White sign with black lettering being held by man in a crowd
(Andrii Koval/Shutterstock)

Georgia’s only Jewish state lawmaker pledged to press on after a bill that supporters said would protect Jewish Georgians from hate crimes failed to win approval this legislative session.

“It was devastating to watch the Georgia Senate, for the second year in a row, ignore the cries of Georgia’s Jewish community for help amongst escalating antisemitism,” state Rep. Esther Panitch, a Sandy Springs Democrat, said.

After passing in the House by a vote of 136-22 in March, the hate crimes measure failed to reach a vote in the Senate amid concerns about how to define antisemitism and free speech.

The legislation stalled despite signs of growing antisemitism in the state, including at least two instances where flyers were dispersed around Athens and the Dunwoody-Sandy Springs area.

One of those targeted was Valerie Chambers, who stepped outside her Dunwoody home one brisk Sunday morning in February to see a mysterious plastic baggie sitting on her driveway.

Every single aspect of the Jewish Talmud is satanic
Example of the antisemitic flyers being dispersed around Georgia communities. (Courtesy Stephen Sulimani)

Chambers walked closer to inspect the bag, only to find its contents full of dried corn kernels and a single paper flyer.

“Every single aspect of the Jewish Talmud is satanic,” it read.

 She grew alarmed, and then thought of her two kids, who were still inside.

“Yes, I was upset,” Chambers said. “But my first concern was to pick these up before my kids saw them.”

The campus sponsor for Kennesaw State University’s Hillel organization, Chambers was one of dozens of Jewish residents in the Dunwoody area who received the flyer that Feb. 5.

Nearby, in Sandy Springs, Panitch also received one. Already a sponsor of House Bill 30, she redoubled her efforts to push the legislation through.

The legislation would define antisemitism, which supporters said would give authorities power to prosecute people who commit acts against Jewish people under the state’s hate crime law.

Panitch said the change is needed.

“It provides a definition so that the authorities can figure out what the intention was of a crime or an act,” she said.

Panitch said Georgia’s hate crime law currently does not cover antisemitism, even though it applies to crimes based on actual or perceived race, color, religion, national origin, sex, sexual orientation, gender, mental disability, or physical disability.

She explained that Jews do not strictly qualify as just a race, national origin, or religion and that typically, antisemitic acts are classified as strictly religious hate. A defendant could then say he acted not because of religion but due to something else, like politics.  This is a common defense used to get around Georgia’s hate crimes law.

Panitch stated, “Without a definition of antisemitism nobody knows.”

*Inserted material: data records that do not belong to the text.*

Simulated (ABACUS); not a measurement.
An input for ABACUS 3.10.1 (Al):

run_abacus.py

HB 30 would have provided the state’s prosecutors with a new tool as antisemitic occurrences have increased across the nation, according to the Anti-Defamation League. In 2022, the league recorded the highest number of antisemitism incidents since 1979.

In 2018, a gunman killed 11 Jewish worshippers at a Pittsburgh synagogue. In Colleyville, Texas last year a gunmen took four Jews hostage at a synagogue, believing they could somehow free a convicted terrorist from a nearby prison.

White woman dressed in black and white business attire poses in front of solid grey background.
State Rep. Esther Panitch from Sandy Springs, Georgia’s only Jewish lawmaker. (Courtesy Rep. Esther Panitch)

“He thought that if he held the four Jews hostage, then he could get to the influencers who could help release this terrorist from prison.” Julie Katz, associate director of the Atlanta chapter of the American Jewish Committee, said.

In June of 2021, a swastika and Jewish slur were found on a door at Jewish synagogue in Tucson, according to news reports. NPR chronicled siblings in Kenosha who had experienced verbal antisemitism after being followed. Simultaneously, a slew of antisemitism fliers was being spread around the city.

The American Jewish Committee said that in 2022, 43% of American Jews reported feeling that antisemitism is “a very serious problem”.

A map from the Southern Poverty Law Center also showed 16 hate groups in Georgia are antisemitic as a part of their ideology.

One of the biggest arguments against the hate crime bill was that it impedes free speech.  

Panitch and lawyer Marc Goldfeder, who wrote the two law review articles that HB 30 was based on, said that anyone who stays within lawful confines of free speech had nothing to worry about.

Goldfeder has tried many cases involving antisemitism and taught classes at the United Nations for hundreds of lawyers on how to fight it using the law. He also acts as special counsel on antisemitism cases to for a number of law firms.

 Goldfeder explained how the new law would protect Jewish Georgians.

“If a person were to commit a hate crime against a Jewish person, and there was an allegation that they selected or targeted their victim because they’re Jewish, then the bill would say that the relevant authorities can use their antisemitic actions and statements as evidence of their intent behind their act,” he said.

Georgia has long struggled to pass such protections. In 2020, Governor Brian Kemp signed House Bill 426, Georgia’s hate crime law. It was adopted in 2020 after Ahmaud Arbery was shot and killed by two white men during a run in a coastal Georgia community. Arbery was black.

State rep. Jasmine Clark, a Lilburn Democrat, voted in favor of the 2020 law but opposed HB30 this year.

“I do believe that antisemitic acts are covered under the hate crime statute,” Clark said.

“It begs the question as to why the Georgia code does not define anti-Black racism or anti-Latino racism or anti-Asian racism,” Clark said.  

Georgia’s 2023 legislative session ended March 29 without a Senate vote. Still, Panitch said that she is not done.

“If you think we are done, you are wrong,” she said. “We will be back next session.”